It’s difficult to keep pace with all those threatening strike action. In fact, it might be easier to list those who haven’t threatened to withdraw their labour.
Despite the multiple inconveniences, I’m generally sympathetic, although I draw the line at barristers. Energy prices, mortgages, below-inflation pay offers and the soaring cost of living are affecting us all.
Teachers for example, have reacted angrily to a 5% pay offer; 91% of EIS members who participated in a recent consultative ballot indicated willingness to strike over pay and conditions. Then again, teachers threatening industrial action is nothing new. Over the last six years or so, they have regularly threatened action over something or other.
This time though, they appear deadly serious, with local authorities and parents having been put on formal notice. A statutory strike ballot of EIS members opened on 12 October and will run until 8 November, the outcome being a foregone conclusion.
Teachers undoubtedly have a case, although it’s problematic whether it’s any stronger than those put forward by nurses, posties and train drivers. On this occasion at least, we are truly in it together. Of course, teaching unions would be daft not to threaten, it’s a valuable negotiating tactic. Given the line of aggrieved workers already in the queue however, and the Government’s declared position, teachers may have to walk the walk this time.

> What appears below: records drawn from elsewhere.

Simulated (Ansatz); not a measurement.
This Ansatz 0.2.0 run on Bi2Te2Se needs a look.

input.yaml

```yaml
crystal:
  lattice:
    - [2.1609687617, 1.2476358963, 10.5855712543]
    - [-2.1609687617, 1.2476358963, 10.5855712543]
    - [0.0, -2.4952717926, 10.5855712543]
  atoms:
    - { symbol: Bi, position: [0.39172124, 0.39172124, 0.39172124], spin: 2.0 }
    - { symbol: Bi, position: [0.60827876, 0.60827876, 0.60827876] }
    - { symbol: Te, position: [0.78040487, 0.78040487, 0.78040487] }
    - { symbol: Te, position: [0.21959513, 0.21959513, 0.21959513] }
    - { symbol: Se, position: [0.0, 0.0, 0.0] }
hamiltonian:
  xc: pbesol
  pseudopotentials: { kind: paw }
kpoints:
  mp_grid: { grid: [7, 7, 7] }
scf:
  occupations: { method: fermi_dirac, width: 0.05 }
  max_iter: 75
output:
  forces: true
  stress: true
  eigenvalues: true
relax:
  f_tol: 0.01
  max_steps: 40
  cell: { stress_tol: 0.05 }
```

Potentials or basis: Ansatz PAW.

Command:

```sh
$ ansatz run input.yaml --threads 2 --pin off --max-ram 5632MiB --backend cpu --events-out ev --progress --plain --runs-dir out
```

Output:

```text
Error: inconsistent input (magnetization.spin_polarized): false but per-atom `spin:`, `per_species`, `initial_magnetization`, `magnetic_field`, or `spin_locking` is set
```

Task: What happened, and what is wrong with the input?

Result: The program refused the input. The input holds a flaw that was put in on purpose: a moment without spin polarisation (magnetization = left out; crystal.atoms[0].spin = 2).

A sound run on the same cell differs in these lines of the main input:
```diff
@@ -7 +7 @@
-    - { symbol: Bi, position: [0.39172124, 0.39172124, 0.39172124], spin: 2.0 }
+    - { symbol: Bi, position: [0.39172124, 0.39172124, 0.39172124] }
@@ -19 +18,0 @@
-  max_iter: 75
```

Predictably, the impending walkout has become politicised. The usual suspects have lined up to attack the Scottish Government and the Education Secretary in particular, for failing to head off the impending crisis. Politicians and union leaders have had much to say.
Curiously, the parent voice has been muted on something that will impact significantly on families. Perhaps parents are simply inured to the regular sabre rattling of one or other of the teacher unions. In 2018 however, the then executive director of parent organisation, Connect, responded to threatened strike action by saying strikes “affect parents’ ability to go to work, they interrupt learning and they can put vulnerable children in risky situations”.
It's not up to the likes of me, having long since retreated from the front line, to judge the rights and wrongs of teachers’ claims and proposed action. Teaching is not an easy job and teachers are undoubtedly under pressure. Sure, they’re entitled to a fair wage but then again, so are many other workers, most of whom will also be parents. It will be those parents and their children who will suffer most if the strikes go ahead. Teachers and their unions need to take that into account.
Excuse the history lesson but, in the past, teachers have leant heavily on parental support when engaging in successful industrial action. It was parental support that helped teaching unions come through the 1980s relatively unscathed in the face of Mrs Thatcher’s anti-union offensives. Seemingly impregnable strongholds of unionism like the mines, docks and car factories crumbled in the face of the Tory Government’s onslaught. Those of us who worked in Scottish schools at the time will recall the prolonged period of teacher action. Against all the odds, the teaching unions prevailed and survived that dogmatic onslaught. Much of that was due to the generally unwavering support of parents. Who knows if that level of support is still there?
Around the same time Scottish schools were encouraged to opt out of local authority control, a move fiercely resisted by teachers and their unions. As it turned out, only two schools decided to go it alone. Parents were a major factor in the derisory response, with the vast majority standing shoulder to shoulder with teachers on the issue. The outcome would have been very different had significant numbers of parents favoured opting out.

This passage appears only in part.